Authorised by Academic Registrar, April 1996
Objectives The objectives of this subject are for students to be able to employ any of a suite of numerical approximation techniques, to solve a nonlinear equation in a single variable; find an interpolating polynomial, using limited data; solve a system of linear equations; estimate the eigenvalue (with largest magnitude) for a matrix; estimate the value of a definite integral; solve a nonlinear differential equation or find a `best fit' representation of a function; have a good idea of the likely numerical imprecision inherent in the results, and know (in some instances) ways to reduce such inaccuracies.

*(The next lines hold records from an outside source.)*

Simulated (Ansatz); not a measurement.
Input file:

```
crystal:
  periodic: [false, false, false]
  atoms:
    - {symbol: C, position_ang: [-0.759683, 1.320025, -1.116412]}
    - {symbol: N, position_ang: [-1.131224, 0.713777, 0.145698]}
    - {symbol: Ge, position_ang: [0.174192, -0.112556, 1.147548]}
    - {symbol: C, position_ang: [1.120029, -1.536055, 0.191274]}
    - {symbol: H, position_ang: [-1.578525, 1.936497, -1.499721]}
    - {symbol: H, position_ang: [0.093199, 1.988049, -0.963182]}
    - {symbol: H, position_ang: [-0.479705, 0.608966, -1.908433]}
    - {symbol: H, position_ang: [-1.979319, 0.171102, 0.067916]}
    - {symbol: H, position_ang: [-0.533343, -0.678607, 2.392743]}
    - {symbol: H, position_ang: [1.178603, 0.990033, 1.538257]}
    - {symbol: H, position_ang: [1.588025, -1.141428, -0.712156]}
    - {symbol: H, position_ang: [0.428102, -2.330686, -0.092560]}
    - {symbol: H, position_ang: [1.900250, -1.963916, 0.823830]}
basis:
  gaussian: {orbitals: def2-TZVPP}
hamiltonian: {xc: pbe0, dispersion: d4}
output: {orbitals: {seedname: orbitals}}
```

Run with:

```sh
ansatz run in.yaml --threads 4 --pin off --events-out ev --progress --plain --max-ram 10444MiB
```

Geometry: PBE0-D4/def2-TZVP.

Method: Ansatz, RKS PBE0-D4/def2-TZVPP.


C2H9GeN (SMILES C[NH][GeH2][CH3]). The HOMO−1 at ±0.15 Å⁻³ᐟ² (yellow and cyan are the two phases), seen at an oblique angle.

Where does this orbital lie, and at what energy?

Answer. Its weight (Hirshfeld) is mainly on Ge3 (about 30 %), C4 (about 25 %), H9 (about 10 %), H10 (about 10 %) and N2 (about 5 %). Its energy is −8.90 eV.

Synopsis This subject is intended to introduce some of the methods commonly used in numerical computations; to develop the theoretical bases of the algorithms, as well as assessing their likely accuracy and any possible difficulties. Areas covered include numerical methods for solving non-linear equations; solving systems of linear equations; numerical differentiation and integration; interpolation, least squares fitting, orthogonal polynomials; numerical solution of ordinary differential equations with initial and/or boundary conditions; comparisons of methods by operations count, order of convergence, error bounds, and empirical error estimates; introduction to the use of computer packages for numerical analysis. On-campus students are offered lectures and tutorials, supplemented by a textbook, study guides and readings. Ordinary assignments are corrected but do not count directly towards assessment.
Assessment Two assessment assignments: 40% + Examination: 60%